But then I consult the note in the commentary in the back of my Horace book and read of iaceo: “Not necessarily sleeping but perhaps reading or meditating.”

This gives me a different picture of Horace.  He is not sleeping ; he is preparing for his day; perhaps he is sitting there reading poetry.  But none of the definitions for iaceo in the dictionary indicate anything like this. And that is why we need commentaries. The commentary is based on a scholar’s years of experience and study of texts. And the commentary is a necessary apparatus to reading Latin poetry and prose.

After the fourth hour, Horace continues:

…post hanc vagor; aut ego, lecto

aut scripto, quod me tacitum iuvet, unguor olivo,

non quo fraudatis immundus Natta lucernis,

 “I meditate or read till the fourth hour;  after this I wander; or, after reading or writing, because it pleases me while silent,  I am massaged with olive oil — not the olil filthy Natta steals from the lamps.”  

And so, with the back-up of dictionary and commentary, we happily read Horace’s witty poems. Without the apparatus of commentaries we could not draw on scholars’ experience, comparison of different texts, and readings of the nuances of the  poetry. 

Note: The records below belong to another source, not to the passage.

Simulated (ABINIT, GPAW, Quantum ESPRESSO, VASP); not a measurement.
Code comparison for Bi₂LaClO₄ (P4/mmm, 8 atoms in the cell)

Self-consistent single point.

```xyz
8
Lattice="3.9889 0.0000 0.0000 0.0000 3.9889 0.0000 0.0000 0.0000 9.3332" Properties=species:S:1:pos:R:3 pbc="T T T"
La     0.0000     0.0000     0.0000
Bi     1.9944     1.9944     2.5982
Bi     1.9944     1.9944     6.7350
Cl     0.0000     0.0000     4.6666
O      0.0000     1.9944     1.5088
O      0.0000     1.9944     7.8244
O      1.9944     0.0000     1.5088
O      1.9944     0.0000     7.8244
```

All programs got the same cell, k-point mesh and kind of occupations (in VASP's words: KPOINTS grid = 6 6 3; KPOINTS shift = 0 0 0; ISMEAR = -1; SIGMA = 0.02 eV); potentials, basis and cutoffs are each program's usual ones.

Think of John Stuart Mills, learning Greek (and later Latin) from his father at age three before there were Greek and Latin dictionaries. The languages were passed down from person to person, from generation to generation.  Mills was expected to keep lists of words. Sometimes he had to interrupt his father for the meaning of a word.

The Latin dictionaries and commentaries are our life blood :  we enter an alien world when we read Roman literature.  Sixty percent of English words are derived from Latin, but Roman culture had little in common with ours.

Horace, my love, do I have to have this conversation every time I read you? I do, because what you say is so far from what we know and from the way we say it in English.